SpudFiles

What pressure would I have to pump a 1 inch by 5 inch chamber to get 110 psi in a 2 inch by 36 inch chamber? I have no idea what eqaution I would use. Thanks.

Oh jeez, well you would need to find the volume of the two, then the compression ratio of pressure, which I'm pretty sure is 1 liter of 100 psi air is equivalent to 6 liters of air at atmospheric pressure, so with that you could probably figure it out with a bit of work...

Any clues as to what this is for? I'm intrigued...

Your question and information provided is very unclear. Do you mean a chamber with a 1 inch diameter that is 5 inches long and a second chamber with a 2 inch diameter that is 36 inches long? And do you mean what pressure you will need in the smaller chamber to get the second chamber to the goal pressure when both are connected?

Exactly what I mean. Well I am building a burst disk cannon and dont want to pump it till it bursts so instead I will make a small chamber with a ball valve so all I have to do is flip the valve open and BOOM. What do you think?

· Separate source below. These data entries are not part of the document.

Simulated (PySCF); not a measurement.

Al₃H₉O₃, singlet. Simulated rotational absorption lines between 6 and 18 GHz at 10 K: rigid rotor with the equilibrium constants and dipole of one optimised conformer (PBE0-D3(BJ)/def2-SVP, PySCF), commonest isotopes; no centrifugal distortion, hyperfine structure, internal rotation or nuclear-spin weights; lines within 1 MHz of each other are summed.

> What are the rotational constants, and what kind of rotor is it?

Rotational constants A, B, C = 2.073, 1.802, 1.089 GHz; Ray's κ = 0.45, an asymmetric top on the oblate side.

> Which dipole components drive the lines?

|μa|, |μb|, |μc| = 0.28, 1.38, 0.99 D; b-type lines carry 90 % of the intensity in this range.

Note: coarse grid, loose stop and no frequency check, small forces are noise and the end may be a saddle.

jon_89 wrote:Exactly what I mean. Well I am building a burst disk cannon and dont want to pump it till it bursts so instead I will make a small chamber with a ball valve so all I have to do is flip the valve open and BOOM. What do you think?

the second chamber can be removed and simply replaced with a burst disk right in front of the valve. Having the secondary chamber only decreases firing pressure.

I dont think I quite understand what you mean. I do get the pressure decreasing though.

the burst disk bursts at a set pressure. If you put a Ballvalve behind the burst disk, And open it, The disk will burst at its Set burst pressure, And by that time proboably have the Ballvalve mostly open, Yeilding a Higer powered shot that if you just used a Ballvalve.

Ok I get what you are saying, dont use the secondary chamber then?

The easiest way to do this would use a mixture of the ideal gas law, polytropic process relationships, and constant specific heats. It's a little more complicated than I'd like to explain so I'll just give you the answer. And I'm not even sure if the assumptions made are appropriate so take it for what it's worth.

Assuming no heat transfer you're looking at about 12000 psi of pressure. Assuming an isothermal process you're looking at about 2900 psi of pressure. Reality should be somewhere between the two but much closer to the no heat transfer assumption. This seems extremely high so maybe my math's wrong (or what VH_man said is very very true). Again, take it for what it's worth.

Edit: Let me state that I think my temperature drop assumption is incorrect because this happens too fast for everything to mix well. Consider the no heat transfer number to be extremely approximate.

of course, We can always just try and see what happens

Testing the unkown is how good things get started. So go ahead. Build it. If it doesnt work, Just make a new one untill it does!

But does putting the ball valve before the burst disk still have the same performance as just the burst disk? I remember there was once a topic on this and some said it worked some said it didnt.